My parents met when they both served in the United States Air Force. After a whirlwind four-month courtship, they were married at the end of July in 1974. Before her honorable discharge, my mother could be found, at nine months pregnant, waddling across airplane wings while toting a large toolbox as she worked fixing military aircraft. As my father finished up his service to his country, he sent my mother far from her home in California to live with his family in Pennsylvania.

My dad eventually joined her, and they made a life together in a quiet town on the New York/Pennsylvania border. I was the fourth of five eventual children, though one of my brothers died in infancy. When I was 6, my father took a dangerous job as a federal agent. He left my mother and us kids behind and went down south to do his training. I can’t in all honesty tell you how long he was there for. At that age, I couldn’t have differentiated between two weeks or two years. I know he wrote us letters and sent us gifts, telling us all about how hard he was working and how much he missed us.

While he was gone, my mother set about selling most everything we owned, including our house. We were leaving everything and everyone I knew behind and moving out west. My youngest brother was only 3 (almost 4) at the time, and I remember being jealous that he got to sit up front with my mother and my aunt, while the rest of us kids (plus my older male cousin) hopped in the back of a pickup truck with what was left of our belongings and drove across the country. We would be staying with my mother’s family in California while my dad finished his training, and then we’d be moving on to our new life somewhere in southern Texas.

It was a frightening time for me. At that age, I didn’t totally understand what was going on. I was still in kindergarten and would have to finish up at a new school where I didn’t know a soul. I missed my father terribly, and I asked daily when I’d get to see him again. No one could or would give me a straight answer.

As the school year drew to a close, I spent hot months in the desert with family. I remember fishing trips and going bowling with my Aunt and Uncle. I remember seeing my cousin finish up his Little League season. I remember an Easter Egg hunt. We must have been there for several months, though it all kind of blurs together for me now.

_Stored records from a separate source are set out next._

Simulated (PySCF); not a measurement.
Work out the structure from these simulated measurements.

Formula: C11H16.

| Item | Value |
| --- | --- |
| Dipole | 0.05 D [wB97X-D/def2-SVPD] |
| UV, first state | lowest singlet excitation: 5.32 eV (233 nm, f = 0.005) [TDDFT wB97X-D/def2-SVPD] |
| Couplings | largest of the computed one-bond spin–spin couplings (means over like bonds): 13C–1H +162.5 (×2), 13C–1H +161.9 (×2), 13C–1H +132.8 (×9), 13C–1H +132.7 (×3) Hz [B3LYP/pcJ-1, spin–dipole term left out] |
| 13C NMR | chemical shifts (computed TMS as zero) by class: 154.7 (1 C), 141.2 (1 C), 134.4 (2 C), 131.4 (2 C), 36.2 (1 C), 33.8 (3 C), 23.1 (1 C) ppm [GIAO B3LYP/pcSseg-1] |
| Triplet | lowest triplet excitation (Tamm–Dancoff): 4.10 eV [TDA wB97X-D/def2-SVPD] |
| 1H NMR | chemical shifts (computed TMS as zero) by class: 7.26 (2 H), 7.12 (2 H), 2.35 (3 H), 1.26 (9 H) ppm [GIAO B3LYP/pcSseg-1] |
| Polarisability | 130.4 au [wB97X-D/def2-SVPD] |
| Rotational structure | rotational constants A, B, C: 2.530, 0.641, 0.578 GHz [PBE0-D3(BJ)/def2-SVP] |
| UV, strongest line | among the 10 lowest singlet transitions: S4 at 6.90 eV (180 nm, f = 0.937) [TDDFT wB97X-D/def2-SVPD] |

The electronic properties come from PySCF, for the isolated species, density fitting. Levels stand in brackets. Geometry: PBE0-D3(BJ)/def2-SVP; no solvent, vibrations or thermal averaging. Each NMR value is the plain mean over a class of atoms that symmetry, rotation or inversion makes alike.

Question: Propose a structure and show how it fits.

And then suddenly it was July. At the height of summer, I sat in the yard with my cousin and some neighborhood kids as we practiced counting to 10 in Spanish and licking the sugar out of the honeysuckle flowers that grew in my aunt’s garden. We joked and laughed and planned for the coming holiday. I didn’t really understand the significance of the Fourth of July, though my parents had always instilled in us a love of country.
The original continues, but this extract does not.